Almost any talk of science and faith reveals that many people believe that these two ways of looking at reality are in conflict.

This was not so in the days of the great philosopher René Descartes, or the great scientist, Isaac Newton. They believed that God was in control of the world which they were examining with the scientific means at their disposal.

The conflict really started earlier with Galileo, who believed that astronomy and physics belonged to a way of thought which would eventually explain everything, everywhere. This mistake is continued today in “scientism” - the “ism” based on speculation about the implications of science, treating science as the only disciipline of human intelligence.

After Newton a philosophical movement called the “Enlightenment” began the rejection of God’s “control”: many thinkers in Europe began to believe what Galileo did, who had barely found enough wiggle room to get away with his views under the inquisitive eye of the Church.

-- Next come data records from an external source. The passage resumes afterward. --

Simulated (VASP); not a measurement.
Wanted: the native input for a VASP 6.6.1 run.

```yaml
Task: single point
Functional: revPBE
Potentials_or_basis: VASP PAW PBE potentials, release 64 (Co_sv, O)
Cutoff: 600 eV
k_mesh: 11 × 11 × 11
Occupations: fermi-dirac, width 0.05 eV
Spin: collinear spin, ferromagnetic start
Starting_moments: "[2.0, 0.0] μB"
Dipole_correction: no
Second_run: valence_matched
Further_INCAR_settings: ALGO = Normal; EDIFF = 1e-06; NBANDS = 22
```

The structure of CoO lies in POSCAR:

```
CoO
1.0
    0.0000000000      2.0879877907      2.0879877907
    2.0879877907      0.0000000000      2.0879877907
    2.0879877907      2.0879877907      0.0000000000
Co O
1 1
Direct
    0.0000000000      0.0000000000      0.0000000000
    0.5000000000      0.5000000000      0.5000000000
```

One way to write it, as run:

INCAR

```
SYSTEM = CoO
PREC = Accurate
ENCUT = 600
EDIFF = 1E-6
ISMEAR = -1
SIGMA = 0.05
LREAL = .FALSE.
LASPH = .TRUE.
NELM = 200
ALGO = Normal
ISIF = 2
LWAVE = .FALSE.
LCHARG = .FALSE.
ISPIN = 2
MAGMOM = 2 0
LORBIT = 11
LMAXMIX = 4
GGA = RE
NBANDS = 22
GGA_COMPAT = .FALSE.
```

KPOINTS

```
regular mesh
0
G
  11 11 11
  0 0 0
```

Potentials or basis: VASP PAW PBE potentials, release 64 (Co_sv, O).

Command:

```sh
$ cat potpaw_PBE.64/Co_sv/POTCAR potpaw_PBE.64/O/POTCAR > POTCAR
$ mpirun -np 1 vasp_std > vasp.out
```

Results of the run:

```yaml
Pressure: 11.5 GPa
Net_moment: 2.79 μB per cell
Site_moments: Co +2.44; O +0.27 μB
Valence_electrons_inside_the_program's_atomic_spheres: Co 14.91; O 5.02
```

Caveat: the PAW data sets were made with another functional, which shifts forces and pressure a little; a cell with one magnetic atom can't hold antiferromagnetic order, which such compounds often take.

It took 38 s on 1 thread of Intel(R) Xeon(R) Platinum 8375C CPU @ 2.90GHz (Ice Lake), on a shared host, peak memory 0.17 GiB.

For a long time Church thinkers assumed that biblical stories about the Creation and the early history of the world were historical and rational explanations of what had actually happened. When Charles Darwin published his Origin of Species by Natural Selection in 1859 his theory of evolution conflicted with the assumption by Christian believers that the Bible was a scientific account of reality. Thinking Church members were already meeting the issues of literalism and intellectual change in a book called Essays and Reviews, (1860),which in its time had a far greater circulation than Darwin’s book.

Today the conflict continues in some very public ways: for example,people fight over the use or non-use of religious symbols and holidays etc. in public schools. The Psalms of David put it in a beautiful phrase:

Why do the nations so furiously rage together, and why do the people imagine a vain thing? (Psalm 2)

If we try to look at each side of the question, one thing is apparent: anti-evolution believers want certainty, and they think the only certainty comes from a Bible dictated by God and with statements that cannot be changed, or even interpreted. Scientists also want certainty, the risky certainty that comes from the process of Preparation (scrabbling around) Incubation (taking a rest) Illumination (popping up) and Verification (checking up) (A sequence observed in human creativity by the mathematician Henri Poincaré and further developed by the philosopher-scientist Michael Polanyi)

Such a process is subject to change, when new observations or new inspiration require it.

Good scientists are not afraid of change, when the evidence requires it.

The same should be said of believers, not only because the same mental process which is used science is used also in the development of faith. An even more important reason why a person of faith should accept change is that if nothing is left to chance, then having faith is pretty feeble. Faith is at its best when challenged by doubt.

A friend of mine who is an atheist (born that way!) found herself the object of slighting remarks at a Christian baptism when references were made to atheism being the evil work of the devil, trying to infiltrate the family! If we believe God gives us free choice, then who dares say that some may choose not to believe?

David Bartholomew was Professor of Statistical and Mathematical Science at the London School of Economics when in 1984 he published his book, God of Chance. A Christian believer, he wrote:

“Instead of opposing God and chance, we shall contend that chance was God’s idea and that he uses it to ensure the variety, resilience and freedom necessary to achieve his purposes.” (SCM Press, 1984, page 14).

An Anglican prayer reads, in part: “that among all the sundry and manifold changes of the world, our hearts may surely there be fixed, where true joys are to be found.” And in another prayer we ask that God will help us “among all the changes and chances of this mortal life.” Change and chance are part of God’s gift in creating.

These prayers assume that changes and chances are part of the natural order, and that with God’s help we can live within this world of change.

Ash Wednesday

When you receive this letter you may be about to recover from an overdose of carbohydrates (Pancake Supper) followed by being precipitated into a call to repentance and witness to God’s Big Change ( Life/Death/Life) “Remember you are dust, and to dust you will return”

Stardust? Our changes and chances are bittersweet: bitter, then sweet.